In re IKN aka AM aka GKY (Baby) [2021] KEHC 9679 (KLR) | Adoption Procedure | Esheria

In re IKN aka AM aka GKY (Baby) [2021] KEHC 9679 (KLR)

Full Case Text

REPUBLIC OF KENYA

IN THE HIGH COURT OF KENYA

AT NAKURU

ADOPTION CAUSE NUMBER 7 OF 2019

IN THE MATTER OF ADOPTION OF BABY IKN A.K.A. AM A.K.A GKY

AND

GKL ...........................1ST APPLICANT

GC .............................2ND APPLICANT

J U D G M E N T (2)

1.   G and G had a customary marriage in 2013, and solemnized the same on 20th December 2017.  They have not been blessed with children of their own.
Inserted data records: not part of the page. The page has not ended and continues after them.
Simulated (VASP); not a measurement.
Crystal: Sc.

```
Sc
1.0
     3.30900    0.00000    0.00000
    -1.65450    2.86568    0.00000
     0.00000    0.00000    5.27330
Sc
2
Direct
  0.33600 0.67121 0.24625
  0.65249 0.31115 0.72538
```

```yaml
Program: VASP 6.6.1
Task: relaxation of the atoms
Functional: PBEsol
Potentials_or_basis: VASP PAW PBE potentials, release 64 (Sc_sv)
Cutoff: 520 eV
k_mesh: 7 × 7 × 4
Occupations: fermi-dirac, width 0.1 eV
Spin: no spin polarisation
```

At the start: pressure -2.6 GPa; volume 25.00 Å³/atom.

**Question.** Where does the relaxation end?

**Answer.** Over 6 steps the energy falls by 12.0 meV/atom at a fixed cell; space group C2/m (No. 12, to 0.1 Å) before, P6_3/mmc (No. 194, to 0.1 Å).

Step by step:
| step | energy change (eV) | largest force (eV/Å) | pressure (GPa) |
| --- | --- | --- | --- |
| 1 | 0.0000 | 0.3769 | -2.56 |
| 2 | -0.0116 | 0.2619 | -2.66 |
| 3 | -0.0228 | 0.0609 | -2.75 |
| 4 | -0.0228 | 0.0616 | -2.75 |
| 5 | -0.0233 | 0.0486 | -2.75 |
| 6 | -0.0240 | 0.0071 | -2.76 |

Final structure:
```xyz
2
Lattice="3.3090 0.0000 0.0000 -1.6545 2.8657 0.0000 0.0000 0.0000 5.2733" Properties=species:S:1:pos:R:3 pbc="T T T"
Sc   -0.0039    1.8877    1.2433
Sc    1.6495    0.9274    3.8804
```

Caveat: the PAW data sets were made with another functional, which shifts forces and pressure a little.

2.  On 4th July 2019 they wrote to the Chief Administrator Kenya Children’s Homes (KCH) Adoption Society seeking to adopt a child.  Their application was approved on 19th September 2018 by the KCH Adoption Society Committee for adoption of two (2) children.

3.   After hearing the matter, on 23rd April 2020 I delivered the Judgment but could not make final orders. For reasons to be found in that judgment I requested the following.

·   A written explanation for the change of names on admission of the child to the children home.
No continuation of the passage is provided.